The the NuExo can be divided into the following major components: the upper limb exoskeleton main body, the manipulated humanoid robot, the visual display and acquisition module, and the control and battery unit. As the core of the system, the upper limb exoskeleton integrates shoulder, elbow, wrist, and hand-mounted data glove modules. The total weight of the exoskeleton is 5.2 kg and is made mainly of carbon fiber plates and 3D printed PLA plastic components.

The sky-blue parts of the arm in the model denote binding interfaces housing six-axis force sensors, which connect users to the exoskeleton. These sensors collect upper limb kinetic data during operation-a feature absent in most existing systems-and synergize with our collaborative control algorithm to enable floating assistive motion, significantly enhancing operational flexibility.

This system uniquely supports simultaneous acquisition of: (1) robotic teleoperation data, (2) human upper limb kinematic data, (3) first-person-view motion videos, (4) finger motion data, (5) odometry data, (6) upper limb force feedback. To our knowledge, this represents the most comprehensive multimodal data collection platform for humanoid robot upper limb studies, with outdoor mobility further expanding its spatial and temporal scalability.
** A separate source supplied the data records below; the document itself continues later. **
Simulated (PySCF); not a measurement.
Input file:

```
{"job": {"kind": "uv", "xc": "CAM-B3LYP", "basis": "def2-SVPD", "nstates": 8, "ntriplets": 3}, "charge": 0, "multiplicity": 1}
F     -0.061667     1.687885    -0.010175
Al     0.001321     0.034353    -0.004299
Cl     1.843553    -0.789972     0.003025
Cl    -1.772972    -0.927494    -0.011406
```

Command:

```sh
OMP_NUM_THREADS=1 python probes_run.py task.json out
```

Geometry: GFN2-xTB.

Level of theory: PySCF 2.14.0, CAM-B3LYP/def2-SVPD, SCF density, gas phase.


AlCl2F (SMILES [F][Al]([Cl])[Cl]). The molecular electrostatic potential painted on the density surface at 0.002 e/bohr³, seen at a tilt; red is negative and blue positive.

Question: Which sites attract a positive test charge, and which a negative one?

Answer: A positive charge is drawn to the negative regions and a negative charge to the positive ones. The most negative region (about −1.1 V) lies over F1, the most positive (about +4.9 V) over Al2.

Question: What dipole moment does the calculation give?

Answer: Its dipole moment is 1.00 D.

The NuExo is ergonomically designed to fit well with the human arm while being lightweight, allowing wearers to comfortably use the NuExo in daily life scenarios. The richness of NuExo usage scenarios also improves the richness of data, brings more possibilities to learning algorithms

The human shoulder can be conceptualized as a spherical hinge structure with three degrees of freedom. The geometric center of this spherical hinge is commonly regarded as the Glenohumeral (GH) joint. Nevertheless, during natural human movement, this geometric center is not stationary relative to the body but rather exhibits a certain degree of movement freedom. Most exoskeleton systems have neglected this aspect, leading to a misalignment between the shoulder movement center of the exoskeleton and GH joint.

Our findings indicate that the horizontal movement of the GH joint is closely associated with the movement of the upper arm. When the human upper arm rotates naturally without deliberately moving the shoulder, GH joint will also move accordingly. This observation suggests that one DOF of the shoulder spherical hinge and the DOF of the forward (or backward) movement of GH joint are not entirely independent, but rather have a mapping relationship. Consequently, we can utilize a mechanical transmission structure to combine these two degrees of freedom into one. By doing so, we can reduce the number of driving motors without sacrificing the tracking performance, ultimately decreasing the weight of the exoskeleton.

In addition to the protraction-retraction movement, GH joint also undergoes elevation-depression movement when the arm is raised. To compensate for this movement, we have designed the structure shown below. This structure allows the exoskeleton to adapt to the dynamic changes in the vertical position of GH joint.

We reposition a motor of the shoulder joint to the elbow. This strategic relocation effectively eliminates the potential interference between the motor and the human head during arm elevation, a common issue in many conventional designs.

These three innovative approachenables us to utilize only one motor on the shoulder. In contrast, traditional exoskeleton systems equipped with three actively driven degrees of freedom in the shoulder lack such a streamlined and efficient design. Through this distinctive design, our exoskeleton attains an impressively wide ROM.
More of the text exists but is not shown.